Hats off: everybody’s crazy about Alice

9 03 2010

I have always been in awe of Tim Burton and the films he makes. As such, it is no wonder that his latest offering, Alice in Wonderland, much anticipated the world over, has been such a box-office hit. And I am quite fond of it too, although I believe that my stating that obvious fact is by no means whatsoever even necessary.

I went to see the film in 3D last Saturday. One word: WOW. I was busy writing a letter yesterday to Mr Jack Daniels, telling him about my experience of the film. In it I wrote: “That’s probably all I should say, as I want to blog about it, and yet I’ll probably ramble off a bit her, as per usual” – and I did. It gave me quite a bit to think about, and it also allowed me to ‘relive’ some of the scenes, enjoying them long after my eyes had taken in all their splendour from the silver screen.

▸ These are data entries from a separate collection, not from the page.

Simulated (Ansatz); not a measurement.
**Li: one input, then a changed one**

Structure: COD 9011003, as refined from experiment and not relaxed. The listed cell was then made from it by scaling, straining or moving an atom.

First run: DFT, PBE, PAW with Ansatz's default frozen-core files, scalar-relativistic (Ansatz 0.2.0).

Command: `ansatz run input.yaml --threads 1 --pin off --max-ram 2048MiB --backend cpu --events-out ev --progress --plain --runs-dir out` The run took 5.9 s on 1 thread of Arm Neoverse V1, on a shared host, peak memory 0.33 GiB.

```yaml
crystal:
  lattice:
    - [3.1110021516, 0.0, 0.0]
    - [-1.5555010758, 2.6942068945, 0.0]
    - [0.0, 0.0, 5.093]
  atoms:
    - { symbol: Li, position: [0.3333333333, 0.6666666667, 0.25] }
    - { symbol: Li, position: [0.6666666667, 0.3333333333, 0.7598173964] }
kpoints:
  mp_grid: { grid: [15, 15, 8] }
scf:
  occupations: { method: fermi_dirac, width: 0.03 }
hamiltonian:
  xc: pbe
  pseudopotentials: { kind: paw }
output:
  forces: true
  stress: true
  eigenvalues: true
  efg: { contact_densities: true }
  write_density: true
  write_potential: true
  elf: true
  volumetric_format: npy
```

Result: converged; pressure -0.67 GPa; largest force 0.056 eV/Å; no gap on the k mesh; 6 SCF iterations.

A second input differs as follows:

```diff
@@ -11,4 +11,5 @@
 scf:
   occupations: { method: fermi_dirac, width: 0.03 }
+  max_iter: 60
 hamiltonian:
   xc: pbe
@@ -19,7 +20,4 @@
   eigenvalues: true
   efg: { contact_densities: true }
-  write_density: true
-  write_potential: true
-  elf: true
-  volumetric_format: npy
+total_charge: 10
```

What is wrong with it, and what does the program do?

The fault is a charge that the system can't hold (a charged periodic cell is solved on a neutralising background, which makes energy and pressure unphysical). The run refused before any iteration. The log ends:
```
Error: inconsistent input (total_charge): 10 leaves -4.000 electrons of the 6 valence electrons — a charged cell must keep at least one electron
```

(1) I think that Alice is far, far too pale. Mundanely so. Still, Mia Wasikowska is to play Jane Eyre in the 2011 film version, which is currently in pre-production, and I can definitely see her in that role. During my 3rd year at university, as well as my 4th year (Honours), Jane Eyre was one of our prescribed novels. I look forward to seeing how Miss Mia carries herself; she certainly looks the part.

(2) Alice’s older sister is lovely, although I cannot fathom how she would marry someone like that two-timing husband of hers – just by looking at him, you know that he’s supposedly so dashing, that he can get away with frolicking about behind his wife’s back. Of course, it’s supposed to add to the plot, as well as general notions of marriage back in the day. After all, Alice is told that she is nearly 20, and she still hasn’t wed… Oh, and I love the fact that her sister also wears a blue dress.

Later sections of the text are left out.